Observing rest periods when trimming
The rest periods of plants are less important for the plants themselves; rather they are far more vital to protect the birds nesting in them. During the nesting season, hedges and woody plants shouldn’t be cleared or cut down. This is because bird breeding areas are all too easily disrupted through hedge trimming.
When cutting back woody plants, you should distinguish between three different types of trimming;
• Cutting back to the trunk
• Selective trimming
• Shape and care pruning
Cutting back to the trunk
Here the woody plants are sawn off at hand’s width up to approx. 20 cm above the floor, after which they will bud again later. In order to protect wildlife, however, no more than 1/3 of the hedges total length should ever be cut back this far. Its inhabitants would otherwise suffer the sudden loss of their homes, damaging wildlife.
Varieties such as elderberry, dog rose, hazelnut or guelder rose, which rejuvenate themselves with the aid of soil-borne new shoots, should be thinned out around this time. Remove thick, older branches growing too close to one another and this should allow the thinner and younger branches more space to grow.
Other varieties which do not form such soil-borne shoots, e.g. the hawthorn, blackthorn, cornelian cherry or the black alder, should also be thinned out. Trees (such as the rowan) should be thinned out as well by removing branches which are too close together and by trimming back the remaining branches to the appropriate length.
In order to keep the plant looking attractive, always ensure when cutting back that you thin out the woody plants and adapt their size. But take care to not destroy their natural growth shape.
Here only the fresh new growth from the last gardening year is gently cut back in order to keep hedges and individual shrubs (e.g. box-tree spheres) in shape.
Where should I put my cuttings?
Cuttings can be chopped and small quantities can be added to your compost heap in stages. Alternatively, the finely chopped material can be used in garden beds as a mulch cover. Also you can chop up small quantities of cuttings finely and put them in your organic waste. If there is a large quantity of cuttings, it is better to take it all to your nearest organic waste collection point.

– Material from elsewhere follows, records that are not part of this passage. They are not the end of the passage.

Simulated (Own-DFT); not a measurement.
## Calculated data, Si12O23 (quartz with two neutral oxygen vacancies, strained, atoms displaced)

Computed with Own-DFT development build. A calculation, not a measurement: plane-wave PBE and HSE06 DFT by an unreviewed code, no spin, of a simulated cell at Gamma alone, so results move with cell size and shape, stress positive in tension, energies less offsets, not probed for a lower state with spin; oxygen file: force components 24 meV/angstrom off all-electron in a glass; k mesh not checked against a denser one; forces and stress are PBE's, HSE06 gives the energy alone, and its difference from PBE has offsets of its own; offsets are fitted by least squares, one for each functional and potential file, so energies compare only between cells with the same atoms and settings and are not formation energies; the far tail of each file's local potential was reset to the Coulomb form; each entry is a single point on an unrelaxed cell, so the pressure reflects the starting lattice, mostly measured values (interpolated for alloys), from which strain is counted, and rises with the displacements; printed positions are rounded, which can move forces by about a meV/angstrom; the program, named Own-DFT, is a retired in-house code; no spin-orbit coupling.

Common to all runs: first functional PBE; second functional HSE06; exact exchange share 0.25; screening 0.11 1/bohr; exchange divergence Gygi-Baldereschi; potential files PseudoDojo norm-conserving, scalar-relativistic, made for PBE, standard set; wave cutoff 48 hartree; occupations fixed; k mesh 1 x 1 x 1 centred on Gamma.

To further help the wildlife in your garden, an option is to erect an ecologically-valuable heap of brushwood from the cuttings, which for example can provide hedgehogs and birds with shelter.
Tip: Use your woody plant cuttings to create a deadwood hedge (the so-called “Benjes hedge”). Simply stack the cuttings in a row and on top of each other. Soon, lots of different small animals and birds will inhabit the hedge and it will provide refuge for herbaceous and woody plants, which will continue to vitalise the refuge.